Wednesday, March 18, 2009

Wolfgang Amadeus Bartok

On performing Bartok's concerto no. 3 with the Rhode Island as well as the Fort Wayne Philharmonic Orchestras - February 28 and March 14, 2009.

In the midst of a February month dominated by playing four different concerti (Schumann, Brahms 1, Mendelssohn 1 and Bartok 3), I suddenly discovered something which at first seemed totally absurd - that Bartok has potentially more in common with Mozart than say Schumann or Brahms. To be more specific, I realized that by thinking in Mozartean terms I would reveal more of the mystery in this piece (Bartok 3), get closer to its core, its ultra sensitive quality, its unique intimacy.

As I walked on stage I saw a magnificent sight - a huge instrument comprised of nearly eighty musicians - string players, wood winds, brass and percussionists who were playing a wide range of instruments in all shapes and sizes. The stage was completely packed.

During the first run-through of the piece I recognized much more Stravinsky and Debussy in our playing than say Bach or Mozart. I believe there is a strong misconception of Bartok as being an aggressive, heavy-handed composer. I often hear his music being played loudly and with some brutality. In music history of the twentieth century, Stravinsky's use of the simplest rhythmic patterns being repeated, and elevated above melody is called "primitivism." We also use the same term when addressing Bartok's melodic lines which are derived from folk melodies and especially peasant songs from Hungary and the neighboring countries (Romania, Bulgaria). Yet, these melodies, simple as they may sound, use quarter tones in a melodic scale, which is far more elaborate than "our" major or minor scales. Their rhythmic ingenuity juxtaposes similar recognizable rhythmic patterns in a way that creates entirely different stresses and tensions within the phrase. So different than Stravinsky. Primitive would not be the word I would use.
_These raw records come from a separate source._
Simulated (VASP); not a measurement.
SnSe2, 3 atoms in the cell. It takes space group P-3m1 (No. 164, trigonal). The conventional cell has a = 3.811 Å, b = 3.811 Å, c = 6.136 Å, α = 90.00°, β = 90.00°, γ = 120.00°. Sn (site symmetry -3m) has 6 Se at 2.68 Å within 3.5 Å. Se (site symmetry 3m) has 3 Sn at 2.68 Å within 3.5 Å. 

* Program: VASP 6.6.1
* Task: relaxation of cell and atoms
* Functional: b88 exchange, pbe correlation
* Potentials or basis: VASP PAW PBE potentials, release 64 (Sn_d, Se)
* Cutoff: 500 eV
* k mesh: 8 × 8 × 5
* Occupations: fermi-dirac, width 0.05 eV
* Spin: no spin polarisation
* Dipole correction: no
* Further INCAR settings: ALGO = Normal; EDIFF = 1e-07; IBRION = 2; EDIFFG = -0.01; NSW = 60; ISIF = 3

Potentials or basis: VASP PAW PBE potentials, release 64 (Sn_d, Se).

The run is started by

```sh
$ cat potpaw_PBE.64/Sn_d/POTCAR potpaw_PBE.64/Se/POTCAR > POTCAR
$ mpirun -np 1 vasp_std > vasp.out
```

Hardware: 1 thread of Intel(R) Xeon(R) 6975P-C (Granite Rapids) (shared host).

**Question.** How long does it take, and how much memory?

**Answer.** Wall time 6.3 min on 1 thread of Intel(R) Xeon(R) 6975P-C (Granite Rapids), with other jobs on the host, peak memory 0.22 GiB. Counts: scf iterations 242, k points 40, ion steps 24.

We begin again. This time I ask the orchestra to "Think Mozart". The scoring of the opening is so thin, so minimal - no tutti, just strings, timpani and piano. The very first notes, rather than create a Debussy-like murmur, I ask the strings for the precision and clarity that would characterize a Mozart accompaniment. The timpani should sound like as if it is playing "pizzicato." On top of that I could introduce my folkish dance. This intricate and very peculiar dance is deceptively simple. Its complexion is due to the displacements of strong beats and weak beats within the bars. It needs extreme attention to agogic, stresses and overall phrasing. A different kind of listening is asked for. Transparency is crucial. When this opening theme reaches its climax and brass instruments are added, it is still with the same sense of clarity and style that defines the classical era, rather than the full blown thick massive sound of late romanticism.

In the second theme, piano, strings, winds and percussion participate. Sounds big...? Well, "yes", however the result is quite
the opposite. In this subtle interplay between the various instruments, piano is the leading voice while the other
instruments add spices, colors and missing beats. The use of each instrument - triangle, side drum, horn, clarinet, violins is so economic, so sparse. What is even more fascinating is that to my ears, Bartok is asking the percussion instruments to sound like string pizzicato, the strings are asked to sound like wood-winds or alternatively like light percussion instruments (i.e. triangle), the wood-winds sound somewhat like a piano, and the piano... well, with music that has such purity and directness of expression, the piano needs to combine the clarity and precision of an early fortepiano with the infinite resources that the modern instrument can provide.

Let's think about that - asking a percussionist to sound like a wind player... or the latter to sound like a piano... This is a revolution to our common notions of sound. But that belongs to another entry.

Early in his life Bartok was most influenced by the composers he emerged from - Brahms, Liszt, Strauss. As he evolved, during the 1920s, Debussy and Stravinsky became a great source of inspiration. Now, late in his life (with the present piece), he is looking back to Mozart and even further... to Bach! It is in the first movement that I felt the greatest benefit in listening through Mozart "Ear-glasses." In the following movement, the slow second movement, an altogether different atmosphere is created. Its religious state of mind, its choral as well as polyphonic writing resurrect another very familiar figure, that of Johann Sebastian... Bartok.